Wen Jian


Automate movie metadata for Obsidian on IMDB API

Motivation

Obsidian is a great productivity tool that I use to keep my thoughts and ideas in place. One area I want to log and review are movies. When I sat down and listed all my favourite movies, it came down to a list of more than 100 movies! Trying to search through the cast and directors for all these movies is time consuming and I just want to get a quick summary of the movie before trying to write my own thoughts on them. So I decided to use Python to automate this for me.

How this works
  1. Input all the movies to search into the csv movies_to_search.csv.
  2. The script makes use of the imdb package to download the metadata from IMDB. This does not require you to have an IMDB api account. You can check out their documentations on what data is available to adjust as required. I created a function that allows me to down the information regarding:
    • title
    • plot
    • genre
    • country
    • cover url
    • director
    • kind
    • rating
    • synopsis
    • year

from imdb import IMDb

def movie_search(my_title):
    """
    Given a string (movie title), find the metadata for that movie (or the closest
    one matching that name).

    Parameters
    ----------
    my_title : string

    returns a dictionary of metadata
    """
    # create a dictionary to store data
    information = dict()

    # create an instance of the IMDb class
    ia = IMDb()

    # search for a movie
    lookups = ia.search_movie(my_title)

    # use the first search result to return the id
    try:
        # Test if any movies are found
        movie_id = lookups[0].movieID

        # get a movie
        movie = ia.get_movie(movie_id)

        # RETRIEVE DATA
        # Get the movie title searched for
        t = movie['title']
        information['title'] = t
        print(f'Retrieving data for {t}')

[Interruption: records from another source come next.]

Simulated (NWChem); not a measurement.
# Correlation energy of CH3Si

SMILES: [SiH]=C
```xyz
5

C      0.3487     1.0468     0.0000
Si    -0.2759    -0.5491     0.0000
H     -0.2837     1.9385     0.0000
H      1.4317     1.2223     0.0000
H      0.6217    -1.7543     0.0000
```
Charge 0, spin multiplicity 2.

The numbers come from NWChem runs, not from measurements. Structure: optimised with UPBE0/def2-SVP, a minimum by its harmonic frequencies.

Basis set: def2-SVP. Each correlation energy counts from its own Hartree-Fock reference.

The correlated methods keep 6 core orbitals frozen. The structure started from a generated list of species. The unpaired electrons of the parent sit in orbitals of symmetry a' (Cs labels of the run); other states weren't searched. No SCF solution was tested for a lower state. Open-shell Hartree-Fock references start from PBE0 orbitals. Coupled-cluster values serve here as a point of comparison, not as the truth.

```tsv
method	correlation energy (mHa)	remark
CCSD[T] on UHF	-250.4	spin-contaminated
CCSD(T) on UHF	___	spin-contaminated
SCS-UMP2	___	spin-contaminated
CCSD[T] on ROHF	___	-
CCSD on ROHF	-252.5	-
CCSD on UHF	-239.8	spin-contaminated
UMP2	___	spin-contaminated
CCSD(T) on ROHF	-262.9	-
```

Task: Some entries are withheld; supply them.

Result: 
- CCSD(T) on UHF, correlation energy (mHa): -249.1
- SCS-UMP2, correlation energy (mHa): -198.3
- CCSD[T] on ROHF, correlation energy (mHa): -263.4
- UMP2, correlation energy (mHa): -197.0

        # Get the plot outline
        try:
            information['plot'] = movie['plot outline']
        except:
            print('plot outline not available')
            try:
                information['plot'] = movie['plot'][0]
            except:
                print('plot also not available')
                information['plot'] = ''

        # Get the genre
        try:
            information['genre'] = ','.join(movie['genre'])
        except:
            print('no information on genre')
            information['genre'] = ''

        # Get the country
        try:
            information['country'] = ','.join(movie['countries'])
        except:
            print('no information on country')
            information['country'] = ''

        # Get the director
        # Extract the names in each Person object
        try:
            director_names = [d['name'] for d in movie['directors']]
            information['director'] = ','.join(director_names)
        except:
            print('director information not available')
            information['director'] = ''

        # Get the cast
        # Extract the top 5 names in cast (if it exists)
        try:
            cast_names = [d['name'] for d in movie['cast']]
            if len(cast_names) >5:
                cast_names = cast_names[0:5]
            information['cast'] = ','.join(cast_names)
        except:
            print('No information on cast')
            information['cast'] = ''

        # Get the rating
        try:
            information['rating'] = movie['rating']
        except:
            print('rating info is not available')
            information['rating'] = 'N/A'

        # Get the year
        try:
            information['year'] = movie['year']
        except:
            print('no information on year')
            information['year'] = ''

        # Get the type
        try:
            information['kind'] = movie['kind']
        except:
            print('type not available')
            information['kind'] = ''

        # Get the cover url
        try:
            information['cover url'] = movie['cover url']
        except:
            print('cover url not available')
            information['cover url'] = ''

        # Get sypnosis
        try:
            information['synopsis'] = movie['synopsis'][0]
        except:
            print('no synopsis')
            information['synopsis'] = ''
    except:
        print('NO RESULTS FOUND FOR {my_title}')
        information['title'] = my_title
        information['plot'] = ''
        information['genre'] = ''
        information['country'] = ''
        information['cover url'] = ''
        information['director'] = ''
        information['kind'] = ''
        information['rating'] = ''
        information['synopsis'] = ''
        information['year'] = ''

    return(information)
    

Obsidian reads markdown pages so I automate the creation of markdown pages using python using mdutils. I create a function to automate the creation of a standard template filled in with the new metadata:


def create_markdown_page(myresults):
    """
    Given a dataframe containing all the information about movies, 
    we can create individual pages

    Parameters
    ----------
    myresults : DataFrame
        Contains essential headers: title, year, rating, genre, country, director
        cast, synopsis and plot
    """
    # Create iterations
    for index, row in myresults.iterrows():
        # Create a file
        mdFile = MdUtils(file_name=row['title'])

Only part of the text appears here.